In an interview with businessline, Ritika Gunnar, General Manager, Data and AI, IBM discussed how the tech major is handholding clients through these challenges.

Q

Almost all companies talk about AI but when it comes to actual adoption, many enterprises are still at the pilot stage. What are the reasons for this slow adoption of AI?

We have what I call a thousand flowers blooming of AI, yet when it comes to putting it into production, we are still seeing that crossing that chasm can be difficult. Having trust and transparency in AI is the number one reason.

It’s important to make sure the models that you have are really robust enough and that you are protecting against adversarial attacks of those models. The second thing that we see is really that bigger is not always better in terms of models. We see a number of organizations where when they extrapolate the cost of what it means to take something that they’ve done in a pilot to full scale deployment, its cost prohibitive in nature.

And so from our perspective, this is one of the areas where IBM fundamentally believes that smaller language models are actually better. And we can actually get better performance for particular use cases on small language models versus large language models. Fit-for-purpose will give you better outcomes. And that’s why we see a lot of proof of concepts happening with large language models. But as things go into production, we see small language models becoming more important.

Q

Where do you see AI adoption happening the most?
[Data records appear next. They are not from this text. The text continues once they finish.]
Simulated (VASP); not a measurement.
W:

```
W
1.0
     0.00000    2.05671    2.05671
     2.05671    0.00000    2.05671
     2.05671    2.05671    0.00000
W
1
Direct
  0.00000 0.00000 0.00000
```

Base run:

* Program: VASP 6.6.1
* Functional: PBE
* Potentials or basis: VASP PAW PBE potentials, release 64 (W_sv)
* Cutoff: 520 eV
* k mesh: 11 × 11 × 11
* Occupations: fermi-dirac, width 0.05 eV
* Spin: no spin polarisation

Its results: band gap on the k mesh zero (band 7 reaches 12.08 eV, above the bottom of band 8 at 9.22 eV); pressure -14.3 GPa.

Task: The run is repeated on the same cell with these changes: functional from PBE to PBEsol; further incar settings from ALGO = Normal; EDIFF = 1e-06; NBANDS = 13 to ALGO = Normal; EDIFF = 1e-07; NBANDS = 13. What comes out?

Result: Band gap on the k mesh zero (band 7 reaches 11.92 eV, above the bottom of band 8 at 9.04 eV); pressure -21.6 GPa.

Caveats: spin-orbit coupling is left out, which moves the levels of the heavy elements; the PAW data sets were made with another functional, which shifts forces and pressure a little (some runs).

We see AI being used for cost savings, for productivity, and for transformational use cases. The one where we see the most traction right now from most organizations is really about productivity and efficiency. One of the most common use cases would be customer care.

The second one is what I would call a digital workforce. In most organizations there are heavily used laborious tasks that can be automated, using generative AI. Now, the technology underneath will continue to evolve, mature, become more accurate, and become more productive, but we know those use cases are a great starting point for most organizations and it will get even better over time.

Q

Many companies are still not comfortable spending money on AI due to the costs involved and the uncertain outcome because this tech is still evolving.

Our advice to our clients is always to start small, and start on something where you can see outcomes. Because as you begin working on use cases for generative AI, there are three areas where an organization needs to change. One is the technology in itself.

The second is the processes. Because as you’re embedding generative AI into the organization, effectively what you’re doing is democratizing access of AI to the rest of the organization. Traditionally, AI was only isolated to the data scientist. With generative AI is now you’re democratizing it so that every app developer is now an AI app developer.

So there’s a technology aspect, a process aspect, and a skills aspect for the people. And so our advice is always start small because you’re going to need to learn how to change all three. And then from there, you can start understanding even other impactful cases across the organization.

Q

How do you see India as a market and as a hub for AI related development for IBM?

So the potential is quite large. And even from our perspective, we are investing quite heavily in our teams in India as well. We believe India has a great developer ecosystem where we have invested quite a bit in having our own development resources as well as the broader community of developers.

Q

When do you see AI combining with Quantum Computing at scale?

AI in itself is a transformative technology. And we’re seeing and reaping the benefits of what it can do to make us more productive through transformative use cases. So is Quantum. Our research teams have been working quite heavily on what it means to have that intersection.

Of course, you know, that horizon of being able to mature, not just the technologies of AI, but the applications, the languages that need to be on there takes time to harvest. So I don’t have an exact timeline for that, but it’s something that is absolutely a priority of what we’re working on, even within our research teams,

Q

What is the number one challenge for you today

Speed of innovation is key. The market’s moving extremely quickly. We have released over seven products in AI, and 50 features in AI, in just over a year. And we’re really accelerating what it means to cross the chasm from those pilots to production. Our goal is to be able to help enterprises, whether that be mid-market or large organizations, infuse AI across the most essential systems.

Q

What can we expect to see from IBM in the near future?

There’s a lot of technology that we’re working on that you’re going to hear things from us in the future. AI Agents is one of them. The second is AI middleware. If you really think about what it means for all of this AI to be in the world, there’s probably over a billion new applications that are going to be created, assisted by generative AI.

You need to be able to not only build them using generative AI, but you need to be able to run and manage them. This notion of AI middleware is going to be really important. The third one is domain specificity. A lot of the growth is actually going to happen in how you can help with particular domains. So we within IBM as client zero are already using AI in things like HR and our sales organizations within IT.

Being able to assist and accelerate in particular domains is one of the things that we’re working on quite a bit.